Ben Franklin, Printers Apprentice, Part 3: Silence Dogood’s Success – Blog #7C
Good Citizens,
I deliberately left you hanging until today to finish the story of my letter to the “New England Courant.” My intent was to whet your appetite for more! I am happy to complete this little chapter for you now.
Well, in the morning (and if you are a bit lost, you should first refer to last week’s entry entitled “Ben Franklin, Printer’s Apprentice, Part 2”,) I stayed carefully in the back of the print shop as my brother and his friends opened my letter–the one signed “Silence Dogood,” and read it. Would they throw it into the fire? Put it aside? Even enjoy it? I waited with a much more casual demeanor than my beating heart belied.
Well, to my delight, they started chuckling and then even laughing! James declared it worthy of publication and all began to speculate as to who the real author might be. Of course, I kept my own “silence” and said nothing. Of course, I was exhilarated.
And indeed, my “Silence Dogood” letter was published forthwith. Readers loved it, so I wrote a second and delivered it the same way; carefully awaiting the darkness of a moonless night, then sliding the letter under the door of the print shop and running away.

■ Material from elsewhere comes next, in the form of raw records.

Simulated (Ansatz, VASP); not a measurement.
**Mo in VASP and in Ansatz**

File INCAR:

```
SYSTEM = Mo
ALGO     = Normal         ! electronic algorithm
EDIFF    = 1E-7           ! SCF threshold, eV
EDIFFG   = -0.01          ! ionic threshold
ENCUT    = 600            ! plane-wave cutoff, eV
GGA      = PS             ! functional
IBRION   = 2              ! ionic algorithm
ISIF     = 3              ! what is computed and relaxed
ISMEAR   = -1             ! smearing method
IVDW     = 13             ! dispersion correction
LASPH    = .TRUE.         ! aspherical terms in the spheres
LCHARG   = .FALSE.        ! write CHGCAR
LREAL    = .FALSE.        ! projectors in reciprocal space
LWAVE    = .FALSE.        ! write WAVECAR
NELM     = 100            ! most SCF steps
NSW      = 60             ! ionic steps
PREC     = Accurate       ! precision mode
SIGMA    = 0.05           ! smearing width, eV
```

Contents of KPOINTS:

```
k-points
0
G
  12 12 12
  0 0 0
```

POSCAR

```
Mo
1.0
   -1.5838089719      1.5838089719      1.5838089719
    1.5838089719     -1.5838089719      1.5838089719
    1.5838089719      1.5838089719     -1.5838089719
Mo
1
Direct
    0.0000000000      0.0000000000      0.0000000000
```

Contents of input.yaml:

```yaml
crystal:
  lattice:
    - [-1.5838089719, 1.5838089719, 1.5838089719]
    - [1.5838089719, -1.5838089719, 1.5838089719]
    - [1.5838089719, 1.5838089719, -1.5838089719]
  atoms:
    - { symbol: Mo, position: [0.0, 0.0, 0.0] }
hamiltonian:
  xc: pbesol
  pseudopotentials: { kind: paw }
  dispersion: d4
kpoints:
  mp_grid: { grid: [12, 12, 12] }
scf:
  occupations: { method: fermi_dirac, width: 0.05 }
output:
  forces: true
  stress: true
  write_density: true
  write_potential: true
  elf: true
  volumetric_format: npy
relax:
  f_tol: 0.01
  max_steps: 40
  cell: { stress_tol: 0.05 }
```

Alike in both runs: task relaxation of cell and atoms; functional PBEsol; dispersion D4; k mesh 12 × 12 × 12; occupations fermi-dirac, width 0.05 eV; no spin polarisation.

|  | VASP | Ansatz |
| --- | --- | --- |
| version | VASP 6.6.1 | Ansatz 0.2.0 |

The reception of this second letter mirrored that of the first. And my literary career, such as it was at the age of sixteen, was launched. Seeing the letter in print in my brother’s newspaper and having such a positive reaction from the readers was heady stuff indeed for me. I continued, of course, buoyed, yay, almost inebriated by this early triumph, and wrote a total of fourteen letters from “Silence” that year. And my anonymity continued. My brother never knew until many years later that it was I, his little brother, who was the author of those letters. I recall quite vividly that he did not receive the news with equanimity!
The most important lesson I learned from James, and how it affected my future, will have to await my next chat with you. It had, strange to say, nothing to do with printing.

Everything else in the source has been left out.